Alright so it wasn't a cocktail party -- it was a bourbon tasting. This is what we had. And I am aware that Rye is not Bourbon.

Here, I’ll focus on the tartlets.  These are easy and quick to make.  If you follow me on Facebook, you’ll already know how to make the shells (so visit me on Facebook).  But since that includes only 13 of you, I will go over it here.  This idea I adapted from Martha, but she used mini cupcake pans and cut the wrappers into small circles.  I don’t bother with cutting and I use a standard cupcake / muffin pan.

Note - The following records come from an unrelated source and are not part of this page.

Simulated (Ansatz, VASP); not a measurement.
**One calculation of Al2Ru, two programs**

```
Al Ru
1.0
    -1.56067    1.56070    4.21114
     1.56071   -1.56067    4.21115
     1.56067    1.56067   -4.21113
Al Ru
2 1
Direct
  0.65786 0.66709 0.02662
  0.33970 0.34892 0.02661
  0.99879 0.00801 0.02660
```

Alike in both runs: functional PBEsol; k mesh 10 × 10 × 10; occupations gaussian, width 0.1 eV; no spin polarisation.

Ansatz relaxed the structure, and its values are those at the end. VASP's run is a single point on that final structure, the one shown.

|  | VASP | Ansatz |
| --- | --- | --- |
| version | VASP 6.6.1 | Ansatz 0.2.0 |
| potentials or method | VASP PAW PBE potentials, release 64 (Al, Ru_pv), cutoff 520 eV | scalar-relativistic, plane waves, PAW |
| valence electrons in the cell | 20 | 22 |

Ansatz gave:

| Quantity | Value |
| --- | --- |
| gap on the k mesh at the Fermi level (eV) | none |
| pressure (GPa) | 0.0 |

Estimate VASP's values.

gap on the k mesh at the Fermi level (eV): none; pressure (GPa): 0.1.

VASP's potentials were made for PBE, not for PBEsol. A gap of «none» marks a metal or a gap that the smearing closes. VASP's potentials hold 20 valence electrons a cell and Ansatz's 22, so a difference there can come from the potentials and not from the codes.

Such a quick step. These can last on the counter in an airtight container for about 2 weeks or in the freezer for 2 months or so.

Here’s what you need:

  • one package wonton wrappers (square or round), mine had 4 dozen in it
  • vegetable oil

1.  Preheat oven to 350 degrees F.  Brush both sides of the wrapper with oil and stuff it into the cups of a muffin tin.

2.  Bake for between 8 – 10 minutes until golden.  If you use a darker pan, it will darken faster.  Allow to cool on a rack before filling.

Artichoke and Leek Tartlets.

For the artichoke and leek tartlets:

This is a quick and easy version of an artichoke and leek lasagna that I make.  Here’s what you need:

  • 4 leeks
  • 1 jar marinated artichoke hearts; chopped, drained, and rinsed
  • salt & pepper, to taste
  • 2 – 3 T. olive oil

1.  Cut leeks in half lengthwise and then cut into 1/4 in slices.  Soak those in water to make sure that you clean out any sediment and then spin it dry.

2.  Heat the olive oil in the pan and add the dried leeks.  Stir to coat; add salt and pepper.

3.  Cover and cook for five minutes on medium heat.  Uncover and raise the heat to medium high and sauté for about 10 minutes or until tender.  Add the artichokes off the heat and allow mixture to cool.

4.  Spoon into prepared wonton cups.

Smoked Salmon Tartlets. I probably could've sliced to pickle thinner but they still tasted good.

For the smoked salmon tartlets:

No real recipe here.  I just made a batch of my smoked fish spread #1, but omitted the capers.  Instead I put slivers of pickle on top.  It would have been better if I used cornichons, but I don’t normally have those in my fridge.  Besides, those are just small pickles anyway.

The tartlets went quick. Good thing I had lots of extra shells.